Chess can lead you to another truth.  If you want to achieve uncommon success, then act uncommonly.  By this I mean that you should act creatively and with initiative. Do not despair thinking that creativity and initiative cannot be learned, for they can be.  Collections of puzzles and books on tactics will train your mind in these qualities.  
Whether your game is chess or life, if you aspire to mediocrity, then play passively.  Take no chances.  Make the obvious move.  Surprise no one, least of all yourself.  But if you value something more, then consider the move that is audacious; push the pawn to its death; be bold.  An oft-quoted line from the German poet Goethe reads, “Whatever you can do or dream you can, begin it. Boldness has genius, power and magic in it.”

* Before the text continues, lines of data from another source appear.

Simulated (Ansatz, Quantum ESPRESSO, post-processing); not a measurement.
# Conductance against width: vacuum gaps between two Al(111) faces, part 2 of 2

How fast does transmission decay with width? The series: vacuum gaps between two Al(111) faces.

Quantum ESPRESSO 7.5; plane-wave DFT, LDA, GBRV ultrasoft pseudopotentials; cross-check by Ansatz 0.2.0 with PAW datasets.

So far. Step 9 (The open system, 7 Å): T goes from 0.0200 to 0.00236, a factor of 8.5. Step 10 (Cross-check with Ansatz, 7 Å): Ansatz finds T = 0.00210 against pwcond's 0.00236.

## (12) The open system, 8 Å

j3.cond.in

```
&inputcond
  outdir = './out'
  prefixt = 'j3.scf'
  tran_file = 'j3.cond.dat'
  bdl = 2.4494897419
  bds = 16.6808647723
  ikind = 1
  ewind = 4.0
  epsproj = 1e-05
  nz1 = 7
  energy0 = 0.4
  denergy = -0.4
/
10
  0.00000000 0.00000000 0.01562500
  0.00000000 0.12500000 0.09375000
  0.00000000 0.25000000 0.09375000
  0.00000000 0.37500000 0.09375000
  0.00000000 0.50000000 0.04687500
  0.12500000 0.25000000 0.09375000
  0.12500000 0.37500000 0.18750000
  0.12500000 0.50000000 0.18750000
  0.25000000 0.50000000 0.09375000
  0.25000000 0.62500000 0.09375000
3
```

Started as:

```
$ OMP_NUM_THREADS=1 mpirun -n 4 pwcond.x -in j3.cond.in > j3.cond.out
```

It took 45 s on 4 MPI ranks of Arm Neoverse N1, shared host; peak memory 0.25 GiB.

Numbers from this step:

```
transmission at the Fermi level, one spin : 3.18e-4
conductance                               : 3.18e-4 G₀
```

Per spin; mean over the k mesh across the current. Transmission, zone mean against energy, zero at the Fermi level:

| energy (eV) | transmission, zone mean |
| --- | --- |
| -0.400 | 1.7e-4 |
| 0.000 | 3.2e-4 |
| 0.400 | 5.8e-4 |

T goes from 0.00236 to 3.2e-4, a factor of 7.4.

The most exciting of all tactical combinations involve sacrifices.  Lose the Queen, win the game.  This is true of more than chess.  Success in school, business and social relationships involves sacrifice.  If you strive only to take more than you give, you will end up poorer than when you started.  But give wisely.  Gratuitous sacrifice is either stage bluster for the haughty or defeatism for the weak and ignorant.

Complex systems are holistic in nature.  The pawn advance on the edge of the board restricts her majesty’s movement far afield.  The opening moves impact the structure of the end game.  How you live your childhood will affect your adolescence.  The choices you make in adolescence will either restrict or broaden the choices you have in adulthood.  Your career will determine your retirement. 

The weak are powerful. The strongest rook will cower if attacked by a pawn.  The well-placed pawn may metamorphose into Queen and become mistress of all she surveys.  The downtrodden will rise up and vanquish the tyrant. Hence the wise will respect all players on the boards of chess and life.  Everyone has an integral role, and the role often changes. The classmate or co-worker you demean today may become your boss a decade hence.

Chess teaches us how to make complex choices and that there are tradeoffs in all such choices.  Do I want my extra pawn, or should I give it back in exchange for a better position?  Which do I value more?  I can give up my two-bishop advantage to rid my opponent of his powerful knight.   If I advance my pawn to gain space, I will weaken the dark squares around my king.  Do I want to work on Saturdays in order to save for a down payment on a new car?  The choice involves a tradeoff.

We improve our chess game more by studying our defeats, not our wins.  Rare is the life that proceeds with one win followed closely by the next.  Even the most successful will often have a past strewn with interim failures.  But read the memoirs of those most successful of people and you will learn that they too studied their defeats, and it was those very defeats that informed their future decisions, leading ultimately to success. 

Thus when you are defeated do not become angry, bitter or depressed.  Lose with grace and wisdom.  Learn from every blunder.  Make a note of your errors and your opponent’s strengths.  Your opponent is your teacher.  Defeat is your professor.  Study the game as well as yourself.  And choose your move carefully, in chess as in life.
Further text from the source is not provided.